Simply say that this meeting will be recorded , and a friend has taken your pet rottweiler for a walk but is due back soon.

Strange how that hymn sheet soon disappears ?

15 love to you ....

It's often the case of those in some form of authority quote chapter and verse at you just as their sign of superiority ?

No easy answer to the hymn sheet variety , especially if whatever is being quoted is factually correct.

Perhaps one should treat such a meeting the same as " Helping with our enquiries " ... either plead the Fifth or have one's legal representative present ?

For most social workers , pleading the Fifth comes before the usual " Good mourning " greeting ... in case it's the afternoon ?

For any social worker , their first priority is to be employed and put food on the table. Their employer , usually a LA , also have a first priority ... to balance the books and to cut services accordingly.

Put the two priorities together and any bets that 2 + 2 doesn't equal 4 ?

Care Act ? What has that got to do with overriding priorities ?

And don't let anyone tell you any different , it's what in reality is happening for so many.

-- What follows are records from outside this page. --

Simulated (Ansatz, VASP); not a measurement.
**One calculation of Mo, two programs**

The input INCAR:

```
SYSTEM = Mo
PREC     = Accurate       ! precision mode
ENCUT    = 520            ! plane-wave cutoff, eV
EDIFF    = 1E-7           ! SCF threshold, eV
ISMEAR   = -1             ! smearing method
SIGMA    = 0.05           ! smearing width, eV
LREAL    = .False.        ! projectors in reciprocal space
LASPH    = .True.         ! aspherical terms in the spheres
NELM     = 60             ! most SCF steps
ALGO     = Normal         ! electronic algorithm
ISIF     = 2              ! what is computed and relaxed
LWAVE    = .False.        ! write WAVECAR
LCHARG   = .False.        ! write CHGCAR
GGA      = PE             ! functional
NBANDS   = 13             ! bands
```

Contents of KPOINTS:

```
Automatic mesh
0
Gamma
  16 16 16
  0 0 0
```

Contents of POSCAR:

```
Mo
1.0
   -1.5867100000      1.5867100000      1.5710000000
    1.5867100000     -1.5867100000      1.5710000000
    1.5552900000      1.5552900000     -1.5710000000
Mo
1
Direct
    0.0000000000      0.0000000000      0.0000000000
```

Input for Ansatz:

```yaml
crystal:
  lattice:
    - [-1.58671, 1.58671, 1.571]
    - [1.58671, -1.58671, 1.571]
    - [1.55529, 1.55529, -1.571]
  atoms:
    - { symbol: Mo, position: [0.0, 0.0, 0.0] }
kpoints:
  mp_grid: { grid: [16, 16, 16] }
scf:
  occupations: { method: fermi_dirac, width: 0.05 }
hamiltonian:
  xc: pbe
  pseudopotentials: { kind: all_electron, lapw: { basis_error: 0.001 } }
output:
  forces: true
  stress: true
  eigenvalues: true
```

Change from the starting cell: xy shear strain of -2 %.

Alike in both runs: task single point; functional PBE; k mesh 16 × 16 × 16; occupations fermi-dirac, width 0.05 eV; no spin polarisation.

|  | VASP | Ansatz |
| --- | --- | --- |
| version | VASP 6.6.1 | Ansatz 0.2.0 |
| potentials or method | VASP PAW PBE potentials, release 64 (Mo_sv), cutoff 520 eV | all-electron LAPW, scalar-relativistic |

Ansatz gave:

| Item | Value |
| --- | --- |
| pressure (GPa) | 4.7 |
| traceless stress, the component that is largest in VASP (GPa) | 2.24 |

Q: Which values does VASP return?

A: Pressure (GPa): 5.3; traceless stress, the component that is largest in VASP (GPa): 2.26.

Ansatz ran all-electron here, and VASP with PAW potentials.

If they do , tell them to put their money on the table and you will then take legal action ... score so far ?

0-1.

As far as " Has auntie made her will ? " .... my immediate reaction would be what's the motive behind the question ?

Hardly a purely out of interest question ... is it ?

If nothing else , your average social worker is very good at fishing ... quite often , not for fish ?

Don't fall head , line and sinker for that one ... some of them out there would put the Gestapo to shame !
My best tip would be to read the legislation if possible, but certainly read the authority's own plan for the client group.

To the best of my knowledge I've never asked anyone to do anything that they shouldn't be doing anyhow.

So, to give a silly example, if the learning difficulties plan said "clients must go to the pool every week" and my son hadn't been to the pool, that would be a clear breach of policy.

Before important meetings I download the relevant page or section, then highlight it. Social workers are not used to clients saying "Page 25, paragraph 2, line 5 says...." it immediately shows you mean business and will not be fobbed off. It's a much better line of attack that "I think" or "I say", because it's their own policy and they cannot argue with that!
From minutes I've read, the most common tactic seems to be:

"Mr.Green claimed that he was being treated unfairly".
"The social-worker stated that this was not so".

We 'claim'. They 'state'.

Don't think that any of our meetings have been minuted in five years. Certainly I've not seen any, even for reviews.